On Thursday a few friends and I drove up to Duluth for a little overnight roadtrip before we all head our own ways at the end of the month. On Friday night after dinner we walked downtown to the Canal Park area. It was 9pm and there were still young kids rollerblading around town. We wandered aimlessly for awhile and then stopped at this small 50s gas station turned maltshop. My friend flirted with the ice cream girls (if it weren’t for his somewhat comical appearence he would have suffered many a slaps in the face in his life, this time being no different) and then we walked some more until I spotted a DJ playing a set outside this restaurant in a little ground floor patio. He was playing Kraftwerk. We sat down on a bench next to him (outside the small waist high fence enclosure.) I looked to the DJ’s right and standing next to him was a guy who looked like Alan Sparhawk from Low. So I say to my friend to ask him if he is in the band Low and when I turn back to get another look, his wife Mimi is standing next to them, and I’m positive
it’s them. My friend is the complete opposite of me and has no shame or qualms about embarrassing himself or saying the wrong thing, so he stands up and the little convo was something to the affect of:
Danny: (Looks at Alan) Are you in the band Low?
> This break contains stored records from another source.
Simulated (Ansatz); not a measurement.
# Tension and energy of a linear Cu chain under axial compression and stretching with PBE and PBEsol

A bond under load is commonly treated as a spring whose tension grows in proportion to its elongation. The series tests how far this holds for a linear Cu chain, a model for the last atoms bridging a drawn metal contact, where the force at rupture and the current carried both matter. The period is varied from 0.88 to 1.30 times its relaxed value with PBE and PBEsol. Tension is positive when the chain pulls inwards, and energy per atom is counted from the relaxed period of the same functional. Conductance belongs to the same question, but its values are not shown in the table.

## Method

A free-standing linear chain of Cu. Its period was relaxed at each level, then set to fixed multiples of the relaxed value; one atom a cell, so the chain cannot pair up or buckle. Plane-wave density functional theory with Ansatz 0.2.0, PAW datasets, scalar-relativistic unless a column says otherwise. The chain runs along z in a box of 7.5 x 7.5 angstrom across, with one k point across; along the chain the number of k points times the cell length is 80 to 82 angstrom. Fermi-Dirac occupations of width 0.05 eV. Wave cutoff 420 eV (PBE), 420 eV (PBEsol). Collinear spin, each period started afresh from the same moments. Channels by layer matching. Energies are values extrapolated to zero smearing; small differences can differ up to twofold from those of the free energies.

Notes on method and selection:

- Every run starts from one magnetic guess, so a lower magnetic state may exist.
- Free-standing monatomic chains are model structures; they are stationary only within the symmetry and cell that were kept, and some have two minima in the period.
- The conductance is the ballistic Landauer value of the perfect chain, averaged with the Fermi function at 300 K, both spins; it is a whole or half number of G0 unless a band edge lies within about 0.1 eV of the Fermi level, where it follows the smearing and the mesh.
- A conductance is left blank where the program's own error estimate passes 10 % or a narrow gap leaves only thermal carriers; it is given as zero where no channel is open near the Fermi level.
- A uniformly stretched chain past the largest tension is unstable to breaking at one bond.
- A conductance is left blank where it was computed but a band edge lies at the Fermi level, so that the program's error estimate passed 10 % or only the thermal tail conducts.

Alan: (Smiles) No, but she is. (Points to his wife)
(Pause)
Danny: (Obviously with nothing else to say) I’m starstruck right now.
Alan: (Smiles) Oh, thanks.
(Long Pause)
Danny: (Looks at the DJs Radiohead t-shirt) Down with Radiohead. (Gives the thumbs down sign)
Alan: Why?
Danny: Hail to the Thief? (Thumbs down again) I’m pro-Bush.
Alan: What? What’s that? (That loud music must have diminished his hearing)
Danny: Pro-Bush
Alan: (Walks over to the railing) What?
Danny: Pro-Bush!
Alan: Oh, well everyone’s entitled to their opinion.
During this entire exchange, I of course sat in half embarassingment, half awe. It’s so great to see that the band hasn’t taken off to California. They just hang around Duluth like anyone else. I wonder if many people approach them as fans or just as fellow Duluthians. Everything preceding that encounter paled in importance; being accosted by a female native American whino, the antique store with books and nacks scattered with willful abandon all over the massive store (I got some old 50s comics and books for 50 cents), the Duluth branch Electric Fetus, swimming in Lake Superior, and definitely the Black Bear casino. None of it compared to seeing my slightly overweight Asian friend hector Low.